Fritz again hits fairly close to the mark: Belle-lettrists, thy name is Vanity! Serio, what upset FN so much was the death of teleology, of that grand Hegelian march of the Idea through History: Darwin more or less cuts off the dialectic at its knees (or at least embeds humans in Nature---that naturalism may be considered vulgar by both theists or marxist-hegelians--the real vulgarity, however, consists of clinging to the Hegelian bombast). Nietzsche apparently felt that the amoral world of Darwinism (and the physical sciences as whole?) entailed nihilism--not sure if that is such a viable inference: values may still be constructed and negotiated, a posteriori as it were. For all of his macho bluster, Nietzsche remains on the side of the humanists.

Posted by: Perezoso | Jul 6, 2007 12:16:55 PM

They have names for us, too: "scoffers and mockers." Whereas we become arrogant at the thought of chemists (alchemists), they see us for what we are: "legions of scribblers, drudges of the pen." Of course, the irony to meditate upon from this "most paralyzing thought" is that Nietzsche is not paralyzed by it and nor are we. Indeed, we (here) seem to be nodding knowingly at it, no?

Is it the paralysis we wonder at, or the fact that this here is what we all have decided is least likely vain? Isn't that vanity? Those who have recognized the profound uselessness of writing, writing about thinking--those who had wished 'to change the world' with their words (and there are still too many of them about!) but discovered it couldn't be done, not in the way they intended, not without marketing--are busying themselves with other, more 'meaningful' tasks. Then what compels us to muck about in sorcery? Are you trying to make me read more Nietzsche? Would the world be a better place if everyone read the books you've read? Will governments see the light if only you teach a generation to read? What are you toiling at?

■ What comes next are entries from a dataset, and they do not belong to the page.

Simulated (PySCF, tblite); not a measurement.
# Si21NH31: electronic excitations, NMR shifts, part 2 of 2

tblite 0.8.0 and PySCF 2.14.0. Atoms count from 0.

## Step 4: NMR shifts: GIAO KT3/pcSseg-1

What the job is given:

Now, here's a terrible thought, that is MINE (has nothing to do with Nietzsche, Nietzsche is a pretense for my profundity): we are here because we are condemned to arrogance. Those of us left standing know that no matter what, in any case we would be arrogant and look down upon the little people suffering away (this is the meaning of our 'knowing' nodding); and we have driven ourselves into the wretched life of the ascetic so that someday we might become worthy of the arrogance we cannot escape. Is it a perfect spell? Are you arrogant for disagreeing with me, asserting your superiority of thought? Or is it the same old circle, the German loop, coming up from the come down, nothing more to say... dash dash dash

(Take note of my most misanthropic yearnings to date)

Posted by: Cornchops | Jul 11, 2007 10:33:15 PM

misanthropic yearnings


These sorts of yearnings appear quite regularly on the Lit. blogs, usually alongside some quotes from Nietzsche. Tho' I am not one for psychoanalysis, one might speculate on the motivations for Nietzsche-related blog-posts: FN was, ah think it's fair to yawp, a militarist and would-be aristocrat, and opposed in principle to democracy, feminism, even Reason (in Enlightenment sense). The lad who decides to fly the Nietzsche flag, as it were, thus advocates, at least by implication, a certain anti-democratic, militaristic individualism, does he not. It's sort of a desperate move--a King's gambit, the Nietzschean gambit, which, unlike marxism, say, works against all sorts of sinister opponents, be they leftist multiculturalists, technocapitalists, dyke-o-crats, or theists..............the vanity is that the Nietzschean remains convinced that his old-school opening still has a shot in Hades................

Posted by: | Jul 13, 2007 11:28:57 AM

did you mean'opining'?

Posted by: Cornchops | Jul 15, 2007 11:57:32 PM

Sir Cornchops, another "whither Nietzsche?" post does not avail much, does it? Blog Nietzsche, or write bad checks, sell heroin to the kids at the malt shoppe: it's all about the same. He wrote some great speeches for the loser pep rally (rather superior to the bizarre onto-psychology of sludgemeisters such as Levinas--or Derrida), but it's so subjective, capricious. Herr Swiftchen's Kant posts perhaps a bit more relevant in a sense ( the would-be filosopher, pro. or pauper, begins by demonstrating Kant's errors). One could imagine like John Dillinger chanting ""Was mich nicht UMBRINGT macht mich STÄRKER!!!!!!!!!" while loading up his clips and then heading out to Arbeiten.

Posted by: Perezoso | Jul 16, 2007 10:41:40 AM

Ah the PoMo Nietzsche: he has doubts, questionings, misgivings. Take away that big Bavarian 'stache--not to say the Will to Power, the denial of the social contract, the admiration of Roman emperors, his pal Wagner, the denunciations of socialists and liberals, women, xtians.......----and Fritz, is...... nearly parisian, eh. The kinder-gentler, cafe-Fritz.